Activity clocks: spreading dynamics on temporal networks of human contact

TL;DR

This paper investigates how activity clocks based on human contact data influence spreading dynamics on temporal networks, revealing robust patterns and the impact of heterogeneity and correlations.

Contribution

It introduces node-specific activity clocks to analyze spreading processes, uncovering statistical patterns and the effects of heterogeneity and correlations in empirical data.

Findings

Activity clocks reveal robust statistical patterns in spreading times.

Heterogeneous inter-event times and edge activity influence spreading dynamics.

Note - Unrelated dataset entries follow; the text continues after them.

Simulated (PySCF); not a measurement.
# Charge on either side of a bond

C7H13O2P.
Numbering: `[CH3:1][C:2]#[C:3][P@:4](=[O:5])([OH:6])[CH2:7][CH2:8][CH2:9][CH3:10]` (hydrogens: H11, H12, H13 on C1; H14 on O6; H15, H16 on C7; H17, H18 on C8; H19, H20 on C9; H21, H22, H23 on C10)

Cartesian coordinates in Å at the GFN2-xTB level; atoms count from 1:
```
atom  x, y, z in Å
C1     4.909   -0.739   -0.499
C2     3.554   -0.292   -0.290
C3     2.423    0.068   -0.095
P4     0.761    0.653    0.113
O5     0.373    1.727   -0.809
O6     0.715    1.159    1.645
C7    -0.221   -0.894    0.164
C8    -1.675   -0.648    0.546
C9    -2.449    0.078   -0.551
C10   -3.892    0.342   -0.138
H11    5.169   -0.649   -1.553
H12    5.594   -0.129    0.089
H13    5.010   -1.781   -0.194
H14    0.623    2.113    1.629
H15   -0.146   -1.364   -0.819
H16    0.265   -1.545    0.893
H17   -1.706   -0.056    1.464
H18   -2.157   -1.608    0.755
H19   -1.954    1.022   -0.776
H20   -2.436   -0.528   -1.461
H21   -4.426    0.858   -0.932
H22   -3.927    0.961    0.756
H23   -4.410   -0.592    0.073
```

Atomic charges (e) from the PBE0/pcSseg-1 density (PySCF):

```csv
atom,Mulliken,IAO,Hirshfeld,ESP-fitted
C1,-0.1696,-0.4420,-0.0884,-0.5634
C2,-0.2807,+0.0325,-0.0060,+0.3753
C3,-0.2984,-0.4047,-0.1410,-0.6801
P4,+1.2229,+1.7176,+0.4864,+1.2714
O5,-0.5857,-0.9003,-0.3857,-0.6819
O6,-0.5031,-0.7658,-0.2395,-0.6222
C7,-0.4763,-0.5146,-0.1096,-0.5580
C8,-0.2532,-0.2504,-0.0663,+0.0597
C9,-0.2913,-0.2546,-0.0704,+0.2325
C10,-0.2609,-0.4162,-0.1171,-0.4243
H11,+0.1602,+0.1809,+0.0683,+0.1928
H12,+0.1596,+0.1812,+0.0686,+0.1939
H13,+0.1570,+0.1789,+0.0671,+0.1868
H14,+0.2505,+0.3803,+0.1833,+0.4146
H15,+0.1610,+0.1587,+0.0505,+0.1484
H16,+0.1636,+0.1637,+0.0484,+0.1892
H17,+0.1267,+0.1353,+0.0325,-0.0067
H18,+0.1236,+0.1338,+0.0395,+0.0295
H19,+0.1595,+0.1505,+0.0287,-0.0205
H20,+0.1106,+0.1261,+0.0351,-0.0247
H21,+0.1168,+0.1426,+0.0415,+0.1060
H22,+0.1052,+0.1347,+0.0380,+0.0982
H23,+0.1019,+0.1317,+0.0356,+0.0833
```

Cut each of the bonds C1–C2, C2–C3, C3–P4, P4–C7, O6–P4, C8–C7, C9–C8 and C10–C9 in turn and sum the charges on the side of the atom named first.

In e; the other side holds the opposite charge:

Strong activity correlations can cause significant deviations from typical patterns.

Abstract

Dynamical processes on time-varying complex networks are key to understanding and modeling a broad variety of processes in socio-technical systems. Here we focus on empirical temporal networks of human proximity and we aim at understanding the factors that, in simulation, shape the arrival time distribution of simple spreading processes. Abandoning the notion of wall-clock time in favour of node-specific clocks based on activity exposes robust statistical patterns in the arrival times across different social contexts. Using randomization strategies and generative models constrained by data, we show that these patterns can be understood in terms of heterogeneous inter-event time distributions coupled with heterogeneous numbers of events per edge. We also show, both empirically and by using a synthetic dataset, that significant deviations from the above behavior can be caused by the presence of edge classes with strong activity correlations.